# Question Video: Identifying Graphs of Quadratic Equations in Factored Form Mathematics

Which of the following graphs represents the equation 𝑓(𝑥) = (𝑥 + 4)(𝑥 − 2)? [A] Graph A [B] Graph B [C] Graph C [D] Graph D [E] Graph E

03:25

### Video Transcript

Which of the following graphs represents the equation 𝑓 of 𝑥 equals 𝑥 plus four times 𝑥 minus two? Options A, B, C, D, and E.

In this question, we are given a function 𝑓 of 𝑥 and asked to determine which of the five given graphs represent this function. We can note that 𝑓 of 𝑥 is the product of two linear factors, and if we were to expand this expression, we would obtain a quadratic.

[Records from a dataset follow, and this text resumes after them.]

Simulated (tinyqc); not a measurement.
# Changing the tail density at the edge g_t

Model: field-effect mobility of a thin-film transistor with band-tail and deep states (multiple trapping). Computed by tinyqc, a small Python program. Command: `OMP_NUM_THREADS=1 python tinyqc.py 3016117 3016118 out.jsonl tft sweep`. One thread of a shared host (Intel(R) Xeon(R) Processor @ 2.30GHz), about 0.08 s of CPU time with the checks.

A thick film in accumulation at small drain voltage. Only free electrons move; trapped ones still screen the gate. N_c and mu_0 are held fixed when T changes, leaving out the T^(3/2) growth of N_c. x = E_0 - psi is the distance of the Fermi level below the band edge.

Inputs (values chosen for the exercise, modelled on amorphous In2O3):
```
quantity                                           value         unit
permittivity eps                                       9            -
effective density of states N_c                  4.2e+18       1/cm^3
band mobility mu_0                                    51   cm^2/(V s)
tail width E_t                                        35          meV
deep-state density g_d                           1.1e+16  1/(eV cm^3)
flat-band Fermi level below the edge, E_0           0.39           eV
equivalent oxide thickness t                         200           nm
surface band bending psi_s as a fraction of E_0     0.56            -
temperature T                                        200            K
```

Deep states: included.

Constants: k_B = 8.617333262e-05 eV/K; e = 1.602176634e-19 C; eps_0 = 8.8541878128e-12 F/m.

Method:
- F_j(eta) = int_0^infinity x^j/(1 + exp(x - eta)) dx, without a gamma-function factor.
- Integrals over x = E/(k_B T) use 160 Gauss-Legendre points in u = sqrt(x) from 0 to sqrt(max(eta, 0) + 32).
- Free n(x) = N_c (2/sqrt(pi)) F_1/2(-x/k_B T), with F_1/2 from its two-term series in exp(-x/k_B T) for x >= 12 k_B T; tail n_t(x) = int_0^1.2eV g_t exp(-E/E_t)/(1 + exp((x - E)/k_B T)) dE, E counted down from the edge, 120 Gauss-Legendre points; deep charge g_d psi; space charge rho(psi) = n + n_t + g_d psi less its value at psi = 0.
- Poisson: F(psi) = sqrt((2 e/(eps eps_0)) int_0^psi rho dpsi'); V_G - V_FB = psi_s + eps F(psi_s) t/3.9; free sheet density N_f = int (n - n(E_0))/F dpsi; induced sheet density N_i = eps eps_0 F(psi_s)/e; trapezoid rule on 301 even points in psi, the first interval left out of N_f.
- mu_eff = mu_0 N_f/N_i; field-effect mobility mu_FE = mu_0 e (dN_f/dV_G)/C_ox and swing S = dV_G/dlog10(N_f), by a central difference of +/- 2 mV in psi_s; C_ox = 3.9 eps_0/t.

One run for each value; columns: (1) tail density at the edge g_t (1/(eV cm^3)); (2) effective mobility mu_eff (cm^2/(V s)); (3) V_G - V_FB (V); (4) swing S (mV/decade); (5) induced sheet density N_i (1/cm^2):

We could answer this question by eliminating options; however, it is a more useful skill to be able to sketch quadratics from their equations. To do this, we first note that for a product to be equal to zero, one of the factors must be equal to zero. This means that the function 𝑓 of 𝑥 can only be equal to zero when 𝑥 equals negative four or 𝑥 equals two. If the function outputs zero at these values of 𝑥, then they must be the 𝑥-intercepts of its graph. This is a good starting point to begin our sketch, but we can determine more information about the graph of this function by expanding the product.

We can do this by finding the sum of the product of each pair of terms from the two factors. We find that 𝑓 of 𝑥 is equal to 𝑥 squared plus four 𝑥 minus two 𝑥 minus eight. This gives us 𝑥 squared plus two 𝑥 minus eight. We now see that 𝑓 of 𝑥 is a quadratic equation with leading coefficient one and constant term negative eight.

We can then recall that if a quadratic function has a positive leading coefficient, then its graph will be a parabola that opens upwards. In other words, it is U-shaped. We can also recall that the constant term in the function tells us the value of the 𝑦-intercept, since we can substitute 𝑥 equals zero into the function to be left with only the constant term.

This is now enough information to sketch the parabola. First, we can add the 𝑥-intercepts at negative four and two. Second, we can add the 𝑦-intercept at negative eight onto our sketch. Finally, we connect these points with a parabolic shape that opens upwards to get the following sketch. We can now compare this sketch to each of the five given options.

In option (A), we can note there are no 𝑥-intercepts and the 𝑦-intercept is not at negative eight, so this is not the correct graph. In option (B), we can see from the graph that the 𝑦-intercept is not at negative eight and that the parabola opens downwards, not upwards, so this cannot be the correct graph. In option (C), we see that the 𝑥-intercepts are not at negative four and two, and the 𝑦-intercept is not at negative eight. So, this is not the correct graph.

In option (D), we can see that the 𝑥-intercepts are not at negative four and two. So, this cannot be the correct graph. Finally, in option (E), we can see that 𝑥- and 𝑦-intercepts are in the correct places and we also have a parabolic curve which opens upwards, so this must be the correct option.

Hence, the graph of 𝑓 of 𝑥 equals 𝑥 plus four times 𝑥 minus two is given by option (E).